Next year it intends to block employers from forcing employees to retire at 65, with some exceptions and also to end rules that force people to buy an annuity at 75.

“Britain used to have a pensions system to be proud of, but due to years of neglect and inaction we are left with fewer people saving into a pension every year and the value of the state pension has been eroded, leaving millions in poverty.

“We must live up to our responsibility to reinvigorate the pension landscape,” said work and pensions secretary Iain Duncan-Smith.

“People are living longer and healthier lives than ever, and the last thing we want is to lose their talent and enthusiasm from the workplace due to an arbitrary age limit. We also need to recognise that to meet the challenge of providing an affordable, stable pensions system in a society with ever increasing life expectancy, people will need to work longer,” he said.

Trades Union Congress general secretary Brendan Barber was sharply critical, saying the decision would do nothing to keep older people at work and simply see them claiming the dole before qualifying for the pension.

“Raising the state pension age will hit the less well-off far more than the rich,” he said.

Men of 65 in Kensington and Chelsea in London can expect to live a further 23 years, while those in Glasgow can only expect 14 more years.

National Health Service statistics show that men in Blackpool die on average at just 73.2 while their counterparts in Kensington and Chelsea live on until 83.7.

Women in Hartlepool have the lowest life expectancy of 78.1 years. This is 9.6 years less than women in Kensington and Chelsea.

And the gap is getting wider every year. Life expectancy rates are rising much faster in affluent areas, with average life expectancy in England for men standing at 77.7 and for women at 81.8.

Meanwhile, the leader of Britain’s general union, the GMB, Paul Kenny said the decision illustrated the government’s class bias.

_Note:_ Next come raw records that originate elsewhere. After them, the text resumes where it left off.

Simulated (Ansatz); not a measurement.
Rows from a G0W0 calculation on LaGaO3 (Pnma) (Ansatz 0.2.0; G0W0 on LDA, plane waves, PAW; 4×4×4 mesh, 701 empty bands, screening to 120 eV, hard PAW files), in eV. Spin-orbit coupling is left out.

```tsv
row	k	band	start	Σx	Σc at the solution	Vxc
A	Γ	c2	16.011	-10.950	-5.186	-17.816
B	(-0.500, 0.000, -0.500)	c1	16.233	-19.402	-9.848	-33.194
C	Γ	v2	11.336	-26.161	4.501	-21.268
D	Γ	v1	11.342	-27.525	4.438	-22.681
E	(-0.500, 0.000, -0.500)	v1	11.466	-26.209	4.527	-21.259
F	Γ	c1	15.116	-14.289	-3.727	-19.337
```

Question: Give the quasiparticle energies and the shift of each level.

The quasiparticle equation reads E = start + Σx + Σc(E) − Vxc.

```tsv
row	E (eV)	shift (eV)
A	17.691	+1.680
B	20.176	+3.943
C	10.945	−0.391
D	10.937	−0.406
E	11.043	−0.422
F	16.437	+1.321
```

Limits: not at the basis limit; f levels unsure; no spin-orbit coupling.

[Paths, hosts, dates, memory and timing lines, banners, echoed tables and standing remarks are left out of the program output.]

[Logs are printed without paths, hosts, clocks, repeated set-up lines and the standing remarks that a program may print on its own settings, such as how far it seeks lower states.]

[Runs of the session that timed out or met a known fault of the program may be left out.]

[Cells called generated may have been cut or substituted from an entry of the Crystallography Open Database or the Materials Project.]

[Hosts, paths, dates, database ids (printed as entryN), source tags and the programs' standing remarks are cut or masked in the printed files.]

“The government knows that manual workers in the industrial regions of the UK do not enjoy anything like the same life expectancy as professionals or other classes of employees. To force someone who has done a lifetime of toil on building sites, farms or in factories to work until they are 66 is completely unacceptable.”

Equally critical, the UK’s most influential lobby group for older people, Age UK said more must be done first to reduce health inequalities between the rich and poor and to create better job opportunities for older people.

“Failure to do so will force millions of older people, many of them poorer and with lower life expectancies, to work for longer or face another year trapped in unemployed limbo,” said spokeswoman Michelle Mitchell.